The amount of money that the UK will pay the EU in compensation for country’s withdrawal from the bloc is unlikely to be determined before November, Brexit Secretary David Davis said Tuesday.
“There won’t be a number by October or November,” Davis said on air of BBC Radio 4 broadcaster, answering a question about the timing for “divorce bill.”
Davis declined to say by when the exact payment would be set.
The UK held a referendum on June 23, 2016, deciding to leave the European Union.
Financial settlement became one of the main disputed issues at negotiations between the two parties.
According to various reports, the European Union may demand up to 109 billion dollars from the UK.
However, Brussels has not submitted its final demand yet.
Brexit negotiations officially started on June 19, when Davis arrived in Brussels to negotiate the terms with his EU counterpart Barnier.
The talks are expected to conclude by the end of March 2019.

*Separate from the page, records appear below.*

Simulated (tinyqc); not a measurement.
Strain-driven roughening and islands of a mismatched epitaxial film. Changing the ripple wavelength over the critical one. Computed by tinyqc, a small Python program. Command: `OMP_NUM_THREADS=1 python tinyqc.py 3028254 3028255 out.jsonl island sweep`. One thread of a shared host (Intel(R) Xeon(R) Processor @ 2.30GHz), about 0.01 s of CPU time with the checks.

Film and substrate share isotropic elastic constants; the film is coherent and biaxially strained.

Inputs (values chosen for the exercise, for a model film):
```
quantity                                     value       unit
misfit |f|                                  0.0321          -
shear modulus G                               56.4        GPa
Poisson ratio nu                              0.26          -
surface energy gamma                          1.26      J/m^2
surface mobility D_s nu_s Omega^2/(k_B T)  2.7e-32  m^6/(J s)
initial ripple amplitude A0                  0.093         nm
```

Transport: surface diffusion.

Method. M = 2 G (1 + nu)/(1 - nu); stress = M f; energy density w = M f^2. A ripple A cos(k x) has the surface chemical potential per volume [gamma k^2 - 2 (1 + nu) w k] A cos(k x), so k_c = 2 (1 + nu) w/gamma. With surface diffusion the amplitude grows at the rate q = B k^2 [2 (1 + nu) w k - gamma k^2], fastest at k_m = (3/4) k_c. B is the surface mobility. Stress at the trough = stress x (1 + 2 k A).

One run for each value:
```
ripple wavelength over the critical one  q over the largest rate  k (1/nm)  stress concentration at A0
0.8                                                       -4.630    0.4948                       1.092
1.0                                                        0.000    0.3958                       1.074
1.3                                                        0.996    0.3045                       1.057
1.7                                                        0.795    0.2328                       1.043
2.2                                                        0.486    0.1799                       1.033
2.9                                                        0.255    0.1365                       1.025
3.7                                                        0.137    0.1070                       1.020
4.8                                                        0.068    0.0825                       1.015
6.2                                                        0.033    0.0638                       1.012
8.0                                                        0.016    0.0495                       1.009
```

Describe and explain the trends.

It was reported that the EU’s initial offer suggested that all UK nationals residing in the bloc would be able to benefit from all the rights they currently enjoy, including the freedom of movement.
In June, the UK government suggested that EU nationals residing in the United Kingdom would have to apply for “settled status.”
In July, media reported that UK nationals residing in the European Union might lose the right to move freely between EU member states or travel back and forth from the UK, unless London offers the same guarantees to the bloc’s residents residing in the country.